A Home Affairs Bureau official would have reconsidered attending a meeting last year with Gary Cheng Kai-nam to discuss sports policy if he knew Cheng may have been acting as a paid public relations consultant rather than in his capacity as a legislator, Cheng's fraud trial was told yesterday.
The prosecution has alleged Cheng exploited his position as a legislator to further his PR business and failed to disclose a paid consultancy role with the Sports Development Board in dealings with the official over the composition of the board.
Deputy Secretary for Home Affairs Arthur Ng Sek-hon said Cheng invited him to a coffee shop on March 21 last year to discuss the expansion of the board, whose members are nominated by the Home Affairs Department and appointed by the Chief Executive.

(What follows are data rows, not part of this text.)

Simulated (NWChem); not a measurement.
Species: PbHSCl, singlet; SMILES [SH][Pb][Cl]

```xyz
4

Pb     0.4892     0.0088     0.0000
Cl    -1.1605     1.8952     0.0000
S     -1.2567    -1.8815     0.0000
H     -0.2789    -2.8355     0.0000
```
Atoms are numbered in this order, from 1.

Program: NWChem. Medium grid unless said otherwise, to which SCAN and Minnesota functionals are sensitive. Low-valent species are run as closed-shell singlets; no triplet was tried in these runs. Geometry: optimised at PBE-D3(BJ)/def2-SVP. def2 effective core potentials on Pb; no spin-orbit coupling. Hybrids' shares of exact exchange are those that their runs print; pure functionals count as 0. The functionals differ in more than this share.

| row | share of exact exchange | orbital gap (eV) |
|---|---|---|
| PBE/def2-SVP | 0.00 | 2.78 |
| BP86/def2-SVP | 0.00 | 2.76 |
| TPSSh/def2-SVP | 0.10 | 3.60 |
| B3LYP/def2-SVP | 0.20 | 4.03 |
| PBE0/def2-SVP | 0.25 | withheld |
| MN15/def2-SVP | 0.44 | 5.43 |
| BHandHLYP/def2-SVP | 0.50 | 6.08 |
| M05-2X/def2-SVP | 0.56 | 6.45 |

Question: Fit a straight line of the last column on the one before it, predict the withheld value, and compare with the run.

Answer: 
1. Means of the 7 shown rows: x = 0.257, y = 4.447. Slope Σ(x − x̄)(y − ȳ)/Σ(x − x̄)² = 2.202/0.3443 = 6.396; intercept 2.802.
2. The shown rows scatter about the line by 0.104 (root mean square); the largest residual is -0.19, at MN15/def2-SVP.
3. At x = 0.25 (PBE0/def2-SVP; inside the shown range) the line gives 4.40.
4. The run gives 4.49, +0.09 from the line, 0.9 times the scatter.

'Only Mr Cheng and I were there in that meeting . . . Mr Cheng inquired to me about the progress of membership appointment of the expanded Sports Development Board . . . He did not recommend to me any specific person to be appointed to the new board,' Mr Ng said in a witness statement read in court.
Former legislator Cheng, 51, denies misconduct in public office, accepting an advantage as a public servant, false accounting and two counts of theft.
Mr Ng said he was responsible for proposing a list of members for the new board after a bill increasing its membership was passed in January last year.